In-Place Updates to Serve
Contents
In-Place Updates to Serve#
You can update your Serve applications once they’re in production by updating the settings in your config file and redeploying it using the serve deploy command. In the redeployed config file, you can add new deployment settings or remove old deployment settings. This is because serve deploy is idempotent, meaning your Serve application’s config always matches (or honors) the latest config you deployed successfully – regardless of what config files you deployed before that.
Lightweight Config Updates#
Lightweight config updates modify running deployment replicas without tearing them down and restarting them, so there’s less downtime as the deployments update. For each deployment, modifying num_replicas, autoscaling_config, and/or user_config is considered a lightweight config update, and won’t tear down the replicas for that deployment.
Note
Lightweight config updates are only possible for deployments that are included as entries under deployments in the config file. If a deployment is not included in the config file, replicas of that deployment will be torn down and brought up again each time you redeploy with serve deploy.
Updating User Config#
Let’s use the FruitStand deployment graph from the production guide as an example. All the individual fruit deployments contain a reconfigure() method. This method allows us to issue lightweight updates to our deployments by updating the user_config.

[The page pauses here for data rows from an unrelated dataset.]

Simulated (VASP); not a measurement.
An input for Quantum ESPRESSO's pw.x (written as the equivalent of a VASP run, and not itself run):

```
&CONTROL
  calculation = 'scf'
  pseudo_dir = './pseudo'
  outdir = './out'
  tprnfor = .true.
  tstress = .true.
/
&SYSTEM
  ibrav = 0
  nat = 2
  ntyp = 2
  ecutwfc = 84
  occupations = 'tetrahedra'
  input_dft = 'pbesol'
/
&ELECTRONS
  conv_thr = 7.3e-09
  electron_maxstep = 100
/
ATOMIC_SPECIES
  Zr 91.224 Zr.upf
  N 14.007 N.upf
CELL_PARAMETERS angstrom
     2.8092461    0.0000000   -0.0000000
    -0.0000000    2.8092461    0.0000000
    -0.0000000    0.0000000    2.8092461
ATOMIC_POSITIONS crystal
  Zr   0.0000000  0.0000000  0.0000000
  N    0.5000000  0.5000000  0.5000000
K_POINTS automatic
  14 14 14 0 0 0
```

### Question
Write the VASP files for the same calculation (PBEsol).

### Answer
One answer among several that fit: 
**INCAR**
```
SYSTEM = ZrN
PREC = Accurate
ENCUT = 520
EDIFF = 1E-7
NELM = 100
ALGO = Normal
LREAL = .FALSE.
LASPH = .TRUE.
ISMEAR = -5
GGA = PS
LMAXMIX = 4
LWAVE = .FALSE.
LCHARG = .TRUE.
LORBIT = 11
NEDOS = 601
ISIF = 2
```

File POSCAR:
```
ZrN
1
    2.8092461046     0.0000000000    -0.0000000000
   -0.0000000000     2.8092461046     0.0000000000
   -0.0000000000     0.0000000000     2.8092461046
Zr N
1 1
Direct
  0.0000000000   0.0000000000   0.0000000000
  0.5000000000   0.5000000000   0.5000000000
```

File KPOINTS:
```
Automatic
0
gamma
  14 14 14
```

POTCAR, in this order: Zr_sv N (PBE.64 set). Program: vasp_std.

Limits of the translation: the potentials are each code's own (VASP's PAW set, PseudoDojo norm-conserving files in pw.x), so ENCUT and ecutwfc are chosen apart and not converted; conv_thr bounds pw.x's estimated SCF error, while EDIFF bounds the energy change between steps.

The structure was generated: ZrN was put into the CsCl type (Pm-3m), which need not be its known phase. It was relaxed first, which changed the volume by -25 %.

First let’s deploy the graph. Make sure to stop any previous Ray cluster using the CLI command ray stop for this example:
$ ray start --head
$ serve deploy fruit_config.yaml
...
$ python
>>> import requests
>>> requests.post("http://localhost:8000/", json=["MANGO", 2]).json()
6
Now, let’s update the price of mangos in our deployment. We can change the price attribute in the MangoStand deployment to 5 in our config file:
import_path: fruit:deployment_graph
runtime_env: {}
deployments:
- name: MangoStand
num_replicas: 2
route_prefix: null
max_concurrent_queries: 100
user_config:
# price: 3 (Outdated price)
price: 5
autoscaling_config: null
graceful_shutdown_wait_loop_s: 2.0
graceful_shutdown_timeout_s: 20.0
health_check_period_s: 10.0
health_check_timeout_s: 30.0
ray_actor_options: null
...
Without stopping the Ray cluster, we can redeploy our graph using serve deploy:
$ serve deploy fruit_config.yaml
...
We can inspect our deployments with serve status. Once the app_status’s status returns to "RUNNING", we can try our requests one more time:
$ serve status
app_status:
status: RUNNING
message: ''
deployment_timestamp: 1655776483.457707
deployment_statuses:
- name: MangoStand
status: HEALTHY
message: ''
- name: OrangeStand
status: HEALTHY
message: ''
- name: PearStand
status: HEALTHY
message: ''
- name: FruitMarket
status: HEALTHY
message: ''
- name: DAGDriver
status: HEALTHY
message: ''
$ python
>>> import requests
>>> requests.post("http://localhost:8000/", json=["MANGO", 2]).json()
10
The price has updated! The same request now returns 10 instead of 6, reflecting the new price.
Code Updates#
Similarly, you can update any other setting in any deployment in the config file. If a deployment setting other than num_replicas, autoscaling_config, or user_config is changed, it is considered a code update, and the deployment replicas will be restarted. Note that the following modifications are all considered “changes”, and will trigger tear down of replicas:
changing an existing setting
adding an override setting that was previously not present in the config file
removing a setting from the config file
Note also that changing import_path or runtime_env is considered a code update for all deployments, and will tear down all running deployments and restart them.
Warning
Although you can update your Serve application by deploying an entirely new deployment graph using a different import_path and a different runtime_env, this is NOT recommended in production.
The best practice for large-scale code updates is to start a new Ray cluster, deploy the updated code to it using serve deploy, and then switch traffic from your old cluster to the new one.